“Unconquered and Unconquerable” by students and staff of The Meek School of Journalism and New Media. See below for a full bio.
The Dawes Act, passed by Congress in 1887, was designed to dismantle tribal land ownership by allotting parcels of reservation land to individual members of tribes. The law changed their legal status from members of tribes to individuals subject to federal law. It dissolved many tribal affiliations, a huge blow to tribal sovereignty.
President Grover Cleveland said it would improve Native Americans’ lives by incorporating them into white culture. It didn’t work out quite that way. As passed, the law did not cover the Five Civilized Tribes (Chickasaw, Choctaw, Cherokee, Muskogee Creek, Seminole).
But after failing to persuade the five tribes to accept allotments, Congress in 1896 gave the Dawes Commission power to enroll tribal members on a list that would serve as final authority on who belonged to which tribe and was therefore eligible for an allotment. The list was called the Dawes Roll, or the “final rolls of the civilized tribes.”
Using powers granted it by the Curtis Act in 1898, the Dawes Commission processed applications from more than 250,000 people and approved more than 101,000 for the final rolls by the time the process closed on March 4, 1907. The rolls remained the definitive source on eligibility for tribal membership.
The commission then surveyed and appraised 19,525,966 acres of tribal land and handed out 15,794,000 acres of allotments, with allotment sizes based on appraised value. Some people received cash instead of land.

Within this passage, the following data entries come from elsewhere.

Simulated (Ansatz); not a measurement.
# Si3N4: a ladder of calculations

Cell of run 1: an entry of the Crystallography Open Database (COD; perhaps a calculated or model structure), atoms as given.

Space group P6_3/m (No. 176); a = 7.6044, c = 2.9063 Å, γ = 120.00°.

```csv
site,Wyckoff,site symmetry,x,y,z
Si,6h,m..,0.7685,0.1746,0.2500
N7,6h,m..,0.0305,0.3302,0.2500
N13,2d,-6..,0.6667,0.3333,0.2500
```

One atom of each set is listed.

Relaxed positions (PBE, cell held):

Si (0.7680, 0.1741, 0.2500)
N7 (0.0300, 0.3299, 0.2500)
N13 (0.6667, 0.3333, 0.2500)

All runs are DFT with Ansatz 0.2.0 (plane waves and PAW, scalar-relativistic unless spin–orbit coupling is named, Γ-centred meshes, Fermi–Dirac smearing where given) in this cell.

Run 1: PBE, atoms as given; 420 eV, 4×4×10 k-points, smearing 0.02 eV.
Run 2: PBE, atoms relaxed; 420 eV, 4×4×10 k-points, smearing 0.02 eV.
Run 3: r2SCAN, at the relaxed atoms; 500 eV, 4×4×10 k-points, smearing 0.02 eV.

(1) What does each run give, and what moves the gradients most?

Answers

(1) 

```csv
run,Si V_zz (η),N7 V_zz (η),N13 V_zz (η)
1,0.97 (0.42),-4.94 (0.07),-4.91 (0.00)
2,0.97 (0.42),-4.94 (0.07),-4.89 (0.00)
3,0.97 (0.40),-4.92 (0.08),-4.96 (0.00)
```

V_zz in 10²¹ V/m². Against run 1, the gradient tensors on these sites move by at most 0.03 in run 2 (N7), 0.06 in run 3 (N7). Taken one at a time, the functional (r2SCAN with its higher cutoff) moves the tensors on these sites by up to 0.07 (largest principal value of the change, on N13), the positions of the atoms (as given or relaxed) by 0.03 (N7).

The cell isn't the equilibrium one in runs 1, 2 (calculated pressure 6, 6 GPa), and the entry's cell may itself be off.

The commission put aside 125,427 acres for railroads, town sites, churches, schools and cemeteries. It put aside another 431,080 acres of Chickasaw and Choctaw land with coal and asphalt deposits and 1,278,753 acres of timber land.
The government leased those lands to others and eventually auctioned them off. Another 3,174,988 acres of unallotted land were sold. Overall, the original Dawes Act reduced Native American landholdings from 138 million acres in 1887 to 78 million in 1900 and continued the trend of white settlement on what had been tribal land.
It also funded boarding schools designed to assimilate Native American children into white society. The schools tried to destroy family and cultural ties. Children were punished for speaking their own language or following tribal traditions.
The law was abolished in 1934 under President Franklin Roosevelt.
Source: Kent Carter, Oklahoma Historical Society, and History.com
The Meek School faculty and students published “Unconquered and Unconquerable” online on August 19, 2016, to tell stories of the people and culture of the Chickasaw. The publication is the result of Bill Rose’s depth reporting class taught in the spring. Emily Bowen-Moore, Instructor of Media Design, designed the magazine.
“The reason we did this was because we discovered that many of them had no clue about the rich Indian history of Mississippi,” Rose said. “It was an eye-opening experience for the students. They found out a lot of stuff that Mississippians will be surprised about.”
Print copies are available October 2016.